Franchising & Brand Stars
Franchising is the moment Velra shifts from a single-mart hustle to a spreading retail empire. Sell your location for Brand Stars, carry those stars permanently into every future run, and watch each fresh start compound faster than the last. This guide explains the mechanics in precise detail so you can time your resets and spend your stars with confidence.
What franchising does
Franchising — also called prestige or resetting — is the act of selling your current mart
location to the Velra brand. The option becomes available once you have completed Area 3 of
your current town (the franchise unlock requirement confirmed in prestige.ts).
You trigger it from the pause menu or by tapping the "For Sale" sign on your mart.
When you franchise, the run-scoped progress resets: your money, all in-run unlocks, milestones, expansions, areas, and staff are cleared. You start the next run from scratch in a new town with only your starter cash and whatever Corporate upgrades you have already purchased. The mart plays a brief packing-up animation, a Velra van pulls away, and the map advances to the next town.
What you keep is everything that matters in the long run. Brand Stars carry over permanently. The Corporate tree (every node you have ever purchased) persists. Collections, research, and achievements are never lost. Settings, save state, and lifetime statistics all survive the reset. The point of franchising is not to discard progress — it is to convert run-scoped growth into permanent power and then grow faster on the next attempt.
Brand Stars: the prestige currency
Brand Stars are earned at the moment of franchising, calculated from your lifetime run earnings using a square-root formula:
Stars earned = floor( 10 × sqrt( lifetimeRunEarnings / 1,000,000 ) )

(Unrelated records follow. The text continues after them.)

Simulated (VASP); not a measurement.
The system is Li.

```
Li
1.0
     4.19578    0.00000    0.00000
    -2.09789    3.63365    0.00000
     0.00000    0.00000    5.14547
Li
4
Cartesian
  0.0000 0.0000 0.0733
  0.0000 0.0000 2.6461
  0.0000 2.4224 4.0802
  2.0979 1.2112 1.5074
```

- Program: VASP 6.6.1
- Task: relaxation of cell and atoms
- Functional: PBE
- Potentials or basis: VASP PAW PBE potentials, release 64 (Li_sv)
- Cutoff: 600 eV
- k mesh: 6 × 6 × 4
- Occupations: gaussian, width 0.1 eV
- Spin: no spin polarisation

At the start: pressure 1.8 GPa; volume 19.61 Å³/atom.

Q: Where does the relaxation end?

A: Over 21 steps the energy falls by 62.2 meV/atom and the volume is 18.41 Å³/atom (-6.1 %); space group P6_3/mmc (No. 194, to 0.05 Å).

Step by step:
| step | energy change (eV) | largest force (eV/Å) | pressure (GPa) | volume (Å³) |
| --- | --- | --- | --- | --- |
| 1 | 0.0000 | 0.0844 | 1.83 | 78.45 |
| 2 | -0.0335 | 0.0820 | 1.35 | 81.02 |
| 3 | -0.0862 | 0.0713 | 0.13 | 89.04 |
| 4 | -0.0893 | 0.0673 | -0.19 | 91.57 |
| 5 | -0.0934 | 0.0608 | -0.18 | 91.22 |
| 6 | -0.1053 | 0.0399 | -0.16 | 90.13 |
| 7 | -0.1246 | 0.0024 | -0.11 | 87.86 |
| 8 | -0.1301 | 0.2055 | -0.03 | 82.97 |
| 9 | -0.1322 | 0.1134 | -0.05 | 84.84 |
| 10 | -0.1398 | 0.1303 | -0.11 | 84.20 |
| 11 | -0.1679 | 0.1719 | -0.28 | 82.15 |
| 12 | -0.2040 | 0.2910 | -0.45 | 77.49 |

The square root is intentional and genre-standard. It means early stars are cheap to earn — a first run earning around $1–3 million yields roughly 10–17 stars — but later stars require exponentially more lifetime income to accumulate. This keeps the "when should I reset?" question genuinely interesting throughout the game: there is always a point where marginal star gain per extra hour of play is better served by franchising sooner rather than grinding further.
Stars are a spendable integer balance. Your lifetime stars (total ever earned across all runs) are tracked separately from your current spendable balance. If you spend stars on Corporate upgrades, your spendable balance falls but your lifetime total never decreases. A free respec is available at any time from the Corporate screen: it refunds all spent stars back to spendable, so there is no permanent cost to experimenting with different Corporate builds.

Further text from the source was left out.